City, Local Banks Lend Helping Hand To Homeowners
Written by: Alan Nochumson
After a long and cold winter idly watching home improvements shows on TLC and HGTV, many Philadelphians are gearing up this spring to renovate their homes. Before taking out that second mortgage, though, these homeowners would be shocked to discover that they are actually eligible for the following governmental programs relating to home improvements, repairs, and ownership:
THE PHILADELPHIA HOME IMPROVEMENT LOAN
Under the Philadelphia Home Improvement Loan (PHIL) program, homeowners may obtain financing to make home improvements and repairs. This program is partially funded by the City’s Neighborhood Transformation Initiative (NTI). PNC Bank, Bank of America, Wachovia Mortgage and Citizens Bank are the participating lenders for the program.
In order to be eligible, the property must be an owner-occupied residence located in the city. While single-family residences of between one and four residential units are eligible, the loan program excludes condominium structures.
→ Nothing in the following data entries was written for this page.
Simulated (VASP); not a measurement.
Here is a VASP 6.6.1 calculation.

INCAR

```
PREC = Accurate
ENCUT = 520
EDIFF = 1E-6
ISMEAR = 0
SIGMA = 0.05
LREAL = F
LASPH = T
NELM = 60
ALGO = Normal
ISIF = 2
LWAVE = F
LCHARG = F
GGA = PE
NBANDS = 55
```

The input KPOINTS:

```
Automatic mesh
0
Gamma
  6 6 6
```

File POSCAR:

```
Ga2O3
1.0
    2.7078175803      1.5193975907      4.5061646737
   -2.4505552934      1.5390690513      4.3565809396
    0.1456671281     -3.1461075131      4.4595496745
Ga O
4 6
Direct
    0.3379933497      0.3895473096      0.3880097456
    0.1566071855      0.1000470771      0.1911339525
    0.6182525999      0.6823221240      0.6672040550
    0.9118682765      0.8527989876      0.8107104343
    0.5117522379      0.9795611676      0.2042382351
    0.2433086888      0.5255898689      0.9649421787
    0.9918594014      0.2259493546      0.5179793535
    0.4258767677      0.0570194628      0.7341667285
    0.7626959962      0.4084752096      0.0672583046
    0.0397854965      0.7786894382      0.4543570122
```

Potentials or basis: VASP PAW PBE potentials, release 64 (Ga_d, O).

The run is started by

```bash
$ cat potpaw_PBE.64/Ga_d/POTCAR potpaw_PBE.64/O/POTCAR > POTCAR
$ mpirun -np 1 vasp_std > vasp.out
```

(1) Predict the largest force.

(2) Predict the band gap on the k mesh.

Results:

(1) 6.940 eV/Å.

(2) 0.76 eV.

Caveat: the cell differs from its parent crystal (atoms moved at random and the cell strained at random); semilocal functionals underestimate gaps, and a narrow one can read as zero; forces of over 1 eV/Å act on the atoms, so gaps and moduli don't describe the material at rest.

Under the program, the homeowner may borrow up to $25,000 at the low fixed annual percentage rates of 3 or 5 percent, depending on the homeowner’s annual household income. The term of the loan may not exceed 20 years. There is no application fees, recording fees or points associated with the loan. The homeowner will also not be charged a prepayment penalty if the loan is paid back early. Since these loans are credit-based and not equity-based, an appraisal of the home is not required.
In order to apply, the homeowner should first call the participating lender of his choice. The lender will then identify: the address and telephone numbers of the branches which are located in the section of the city where the homeowner would like to make the application, documentation the homeowner must bring with him at the time of application, and any special requirements of the lender.
Each lender in the program has established its own underwriting guidelines to determine if the homeowner is an acceptable credit risk.
The homeowner must use the proceeds of the loan solely for home improvements. The lender determines whether the improvement is eligible under the program based on the description of the improvement in the contractor’s estimate and a review of the HUD’s Title I current List of Eligible/Ineligible Improvements.
The program differentiates between improvements made to the residence and purchases of personal property. For example, although carpeting would be an eligible improvement, an area rug would be ineligible because the rug could be moved by the homeowner to another location.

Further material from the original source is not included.